Len & Kit's Missionary Adventures in California

Monday, May 8, 2017

On the Road Again


We hit a new high for time away from the office lately.  One day we completely reorganized and cleaned up two out of three of our storage units.  Another day was spent moving furniture and supplies from a senior couples’ apartment. Unloading it mid afternoon in 90+ temps only took half an hour, since we saved going through items they had boxed up for us, for a cooler morning job.  It was still hot and sticky enough to make us rethink summer moves: we will leave extra early on those mornings and try to finish before the hottest part of the day.  We will get lots of help to speed things along and we will never do a double move in one day.  Lunches for the crew will need to be packed and taken so we can finish faster than when we take our helpers out to eat, but hey, we’re talking survival here!

Thursday we wound up making two trips to Auberry to assess properties for a new senior couple.  Rentals are super scarce up there this summer.  No luck!  We will have to build on what we learned to find other possibilities and try again.  Tomorrow will be apartment visits and a side trip to sign a lease.  It will be a long day, but the weather is a little cooler just now and there is little physical labor involved.

Len has set up men’s choir for our ward; they will sing the Sunday following Mothers’ Day.  He also has arranged for men’s choirs to sing at the three zone conferences during the week after Mothers’ Day.  The last round was such a success that it is great they can do it at least once more.   There may be more singers because some elders volunteered after hearing how well it went the first time.

Mission vehicles have a small box called a Tiwi (rhymes with kiwi) attached to the upper left corner of the windshield.  All drivers carry cards which they swipe as they get in and out of the car.  If it is a successful swipe and the machine is cooperating, a deep gravelly monotone voice pronounces, “Driver logged in.”  When the driver is done using the car, he/she swipes and the voice says that the driver is logged out.  Many missionaries despise the Tiwi.  It keeps track of every infraction or possible infraction.  If someone goes more than five miles over the speed limit, the voice says, “Check your speed.”  Then the driver has 6 seconds to get the speed down before the infraction is recorded.  If someone tries to fool the Tiwi and go right back to speeding, it will be recorded. 

When someone goes over a speed bump or a railroad track or a pothole too fast, the message is “Aggressive driving.”  Sometimes the circumstances lead to unfair accumulations in the aggressive driving category, or at least the missionaries feel that happens.  When a missionary gets too many infractions, he/she is suspended from driving for a period of time.  Repeated failures lead to being banned from driving for the remainder of the mission.  The driving ban can affect how a missionary is able to serve.  Since the zone leaders deliver mail, etc. to their zone members and help those who do not have cars, at least one of them has to be able to drive and there sometimes have to be changes because both companions have lost driving privileges.  The Tiwi center of operations is out of state so it is independent of any local influence or favoritism.

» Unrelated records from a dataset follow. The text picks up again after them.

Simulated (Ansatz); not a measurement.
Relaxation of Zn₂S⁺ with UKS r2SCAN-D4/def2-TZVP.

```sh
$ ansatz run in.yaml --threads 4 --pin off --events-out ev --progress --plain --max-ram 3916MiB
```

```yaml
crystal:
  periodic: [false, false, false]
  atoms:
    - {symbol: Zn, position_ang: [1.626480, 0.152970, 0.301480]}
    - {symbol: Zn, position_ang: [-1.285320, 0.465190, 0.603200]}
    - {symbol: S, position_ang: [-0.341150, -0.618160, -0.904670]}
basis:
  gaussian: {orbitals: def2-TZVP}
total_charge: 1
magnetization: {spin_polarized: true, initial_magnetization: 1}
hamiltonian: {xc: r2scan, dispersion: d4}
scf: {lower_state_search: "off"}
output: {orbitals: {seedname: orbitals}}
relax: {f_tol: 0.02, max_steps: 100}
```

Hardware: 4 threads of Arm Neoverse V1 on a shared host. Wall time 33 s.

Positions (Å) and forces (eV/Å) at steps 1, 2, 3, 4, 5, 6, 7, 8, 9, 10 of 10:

Senior missionaries usually drive their own cars, but some of us drive the mission pickup truck so we have experiences with Tiwi too.  We’re not sure we’d lose driving privileges for bad reports, but it would seem that we should have the experience and patience to avoid those anyway.  Len can do a very creditable imitation of “Check your speed” and “Aggressive driving”.   (Sometimes we say that to each other when driving our own car, and backseat driving becomes joking.)  We have felt the irritation of getting busted for something that was due to the road conditions instead of bad driving.  Since we found out that one has six seconds to comply with “Check your speed” we can be more philosophical if we hear that message before actually passing a sign announcing the lowered speed limit.  As with Siri, we sometimes find ourselves talking to Tiwi in a less than friendly tone.  It is frustrating, for example, when he won’t respond to repeated attempts to log in.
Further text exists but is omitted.